Friday, April 22, 2011

Life is funny

A few hours ago I had one of the worst experiences of my life, hands down. It's a nice day out today, so the kids were playing outside, and H. was taking his pull-up off as often as he could. Having gone through this before, I knew that eventually I would come outside to find him without pants and with feces all over his butt because he had defecated in his pull-up and then taken it off. And soon enough that's exactly what happened.

Usually, after I find the poop-filled discarded diaper, I lay H. down and clean off his butt with wipes, or attempt to clean him off while he is standing. And even when he's feeling silly and giggly, he allows me to clean him up.

Not today.

Today we had a knock-down drag-out wrestling match to get him to lay down in the grass so that I could clean his butt. I tried to sit on his torso to keep him still, a tactic I have used before, but today he wrenched himself loose several times. Eventually--and I don't know how else to put it--I had to attack him, throw him to the ground, and straddle him so that I could do something I do every day. Wipe shit off his ass.

Of course, he was terrified and screaming by the time we were finished. I told him, "I'm sorry that I scared you. And I'm sorry that I pushed you down and sat on you." After a pause, I said. "But I'm not sorry that I cleaned your bottom." He was OK after a few minutes and let me help him into a clean pull-up.

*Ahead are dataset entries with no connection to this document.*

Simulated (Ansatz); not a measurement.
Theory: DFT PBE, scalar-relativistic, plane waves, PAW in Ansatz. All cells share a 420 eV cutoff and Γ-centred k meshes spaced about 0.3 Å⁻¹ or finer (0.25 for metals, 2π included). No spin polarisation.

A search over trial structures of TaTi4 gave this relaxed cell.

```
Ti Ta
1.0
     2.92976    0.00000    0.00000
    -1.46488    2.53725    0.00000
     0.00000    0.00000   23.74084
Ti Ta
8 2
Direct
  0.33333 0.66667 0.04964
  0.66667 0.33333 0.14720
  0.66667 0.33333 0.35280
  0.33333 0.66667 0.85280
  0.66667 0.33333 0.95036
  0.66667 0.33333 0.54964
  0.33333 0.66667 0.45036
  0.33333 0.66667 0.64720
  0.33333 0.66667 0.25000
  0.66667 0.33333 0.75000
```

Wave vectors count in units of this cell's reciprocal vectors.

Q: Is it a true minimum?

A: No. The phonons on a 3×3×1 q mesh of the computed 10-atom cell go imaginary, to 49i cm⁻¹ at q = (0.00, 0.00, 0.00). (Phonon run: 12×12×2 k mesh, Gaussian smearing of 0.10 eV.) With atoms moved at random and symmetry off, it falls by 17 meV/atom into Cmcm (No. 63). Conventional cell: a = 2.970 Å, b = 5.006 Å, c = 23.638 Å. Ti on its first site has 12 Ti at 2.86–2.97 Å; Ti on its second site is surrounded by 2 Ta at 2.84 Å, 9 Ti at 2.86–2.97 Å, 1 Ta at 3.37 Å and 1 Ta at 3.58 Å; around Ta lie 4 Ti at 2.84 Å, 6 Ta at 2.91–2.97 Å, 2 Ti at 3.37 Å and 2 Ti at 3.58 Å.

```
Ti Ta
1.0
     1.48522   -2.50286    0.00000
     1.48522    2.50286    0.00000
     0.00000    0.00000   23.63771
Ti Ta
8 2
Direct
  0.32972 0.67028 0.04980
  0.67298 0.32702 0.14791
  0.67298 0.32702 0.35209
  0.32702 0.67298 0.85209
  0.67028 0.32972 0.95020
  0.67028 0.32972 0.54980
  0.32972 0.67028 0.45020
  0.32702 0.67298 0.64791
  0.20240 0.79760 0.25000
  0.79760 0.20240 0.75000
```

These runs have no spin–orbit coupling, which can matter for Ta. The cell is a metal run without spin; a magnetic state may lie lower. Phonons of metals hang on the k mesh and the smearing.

I went inside and changed my pants, because I was pretty sure I had gotten crap on them. I washed up, took some deep breaths, and decided we would run some errands that involved a lot of driving and not a lot of getting in and out of the car.

Once we got home, all of us were feeling a lot more calm. As I sat on the deck watching the kids, I thought to myself, "I would say I feel exhausted, but I feel like I have exhausted exhausted." Then I remembered the conversation Mike and I had last night after another insane dinner. "We handle this incredibly well," he said, and I agreed.

Just then I looked down at my foot, and I noticed this:
Yes, that's a big smear of shit on my ankle. I'd been walking around with it for hours. And that proves my point. It's also proves that life is funny.